Will Wilkinson is responding to commenters on his inequality paper. Ezra Klein brought up worries about debt and households (worries that echo my own), especially the recent dramatic increase in debt/income we see in this graph:
Here is Will’s response (my underline):
That said, I suspect many lower-income households have over recent years increased their level of debt, and I suspect that this has played some small role in keeping consumption inequality in check…So, yeah, lots of people who wrongly thought they were house-rich ran up their credit cards. I think it’s safe to say that there was “too much” debt-financed consumption. But I would hazard to guess that, on the whole, this would tend to widen rather than narrow the income and consumption gaps…
That incomes at the top are now so sensitive to aggregate consumption (it didn’t use to be that way, Parker and VIssing-Jorgensen say) would seem to at least partly explain the coincidence of very high average debt-levels and high levels of inequality that Ezra emphasizes later in his post.
Folks were running up their credit cards because they thought they were house-rich. They thought they were house-rich because they were in the middle of a housing boom that made the current and future value of their houses look a lot higher than they really were. Those with compensation schemes highly sensitive to changes in aggregate demand–high income households–saw a disproportionate rise in already high income as consumption boomed. So income inquality went up.
I don’t want to put words in Will’s mouth, but I believe he is saying one of two things here. (1) The increase in debt reflects an increase in debt-fueled consumption at the top 10-20% of the income distribution, and as such will increase the amount of consumption inequality we see as top earner fuel consumption with debt. (2) The debt increase among everyone will fuel the earnings of the top 1% (or top .01%) of earners, increasing consumption inequality between the top 1% and the bottom 99%, because increases in aggregate consumption are linked via Parker and VIssing-Jorgensen’s paper. Even if Will isn’t making these points, they get made by others so I want to examine them.

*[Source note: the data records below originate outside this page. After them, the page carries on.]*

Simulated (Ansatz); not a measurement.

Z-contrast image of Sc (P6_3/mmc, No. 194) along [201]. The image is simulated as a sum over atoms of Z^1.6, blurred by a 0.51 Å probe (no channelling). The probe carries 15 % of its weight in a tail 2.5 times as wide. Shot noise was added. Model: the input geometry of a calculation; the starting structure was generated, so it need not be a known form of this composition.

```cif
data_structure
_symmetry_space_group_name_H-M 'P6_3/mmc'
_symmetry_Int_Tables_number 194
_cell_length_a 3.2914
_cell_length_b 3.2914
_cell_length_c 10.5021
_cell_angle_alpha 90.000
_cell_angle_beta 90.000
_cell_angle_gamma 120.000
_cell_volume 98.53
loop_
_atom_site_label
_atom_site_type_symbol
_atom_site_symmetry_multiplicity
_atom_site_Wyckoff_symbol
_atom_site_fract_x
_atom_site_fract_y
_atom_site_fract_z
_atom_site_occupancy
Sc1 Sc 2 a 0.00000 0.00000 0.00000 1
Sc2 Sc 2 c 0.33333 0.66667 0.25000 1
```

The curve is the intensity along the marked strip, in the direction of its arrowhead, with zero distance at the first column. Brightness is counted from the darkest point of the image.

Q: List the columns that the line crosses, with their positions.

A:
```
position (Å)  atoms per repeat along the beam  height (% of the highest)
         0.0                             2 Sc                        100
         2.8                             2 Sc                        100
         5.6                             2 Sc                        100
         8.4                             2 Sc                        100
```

Now remember our original assumptions: Income inequality is large. Consumption inequality is smaller. So savings inequality must be huge. Money doesn’t spoil if it isn’t spent, it goes towards investments/savings/etc. Fair enough, and the point of consumption inequality is just to focus on consumption. The problem with just focusing on consumption is you lose sight of the ways in which consumption/savings/debt are all part of the same thing.
One brings up that a lot of this consumption is debt fueled. A response is “yes, but clearly those spending more at the top must be taking out more debt to fuel that consumption, because they are spending so much more on consumption.” See how we lost our original assumption, looking at just consumption? We started under the assumption that the rich are saving a lot more in addition to consuming more. Those who make this point say that those at the top of the income distribution should have increased their debt burden, but looking at all inequalities together we know that the debt burden must decline, since the top’s savings inequality is increasing faster than their consumption inequality.
And it does. From the Federal Reserve’s Changes in U.S. Family Finances from 2004 to 2007: Evidence from the Survey of Consumer Finances, two charts:
The first chart is the leverage ratio – debt/assets, by income distribution. From 1998-2007 (as well as 2004-2007) we see the leverage ratios of the top 10% decline, while the leverage ratios of the 20%-90% range of household income range skyrockets. Notice that the average overall doesn’t change much, but the dynamics underneath involves a lot of shifting around, with the biggest percent gains in the 20-60% of the distribution.
The second chart (click through to see the whole thing) is the ratio of debt payments to family income. We are interested in the first two boxes, which are the aggregate and median for debtors. Once again, same dynamic. From 1998-2007 (as well as 2004-2007) we see the debt payment ratio of the top 10% decline, while the leverage ratios of the 20%-90% of household income range increases. Mind you, because of the way these numbers get to us, a small increase can translate as a giant increase in bankruptcies and troubles. The second set of boxes are important, because Will says that the Parker/VIssing-Jorgensen says that the debt consumption should impact the top 1% of earners disproportionately; however the median value, so those at 95% of income, also see a similar decline.
So I still think we have a story about the middle-class and working-class debt consumption. While there was a relatively flat consumption inequality trend, there was a massive difference in leverage, where those at the bottom were leveraging up and those in the top 10% deleveraging. As far as the first graph on debt-to-income goes, the debt-to-income of the top 10% are actually slowing down the increasing trend.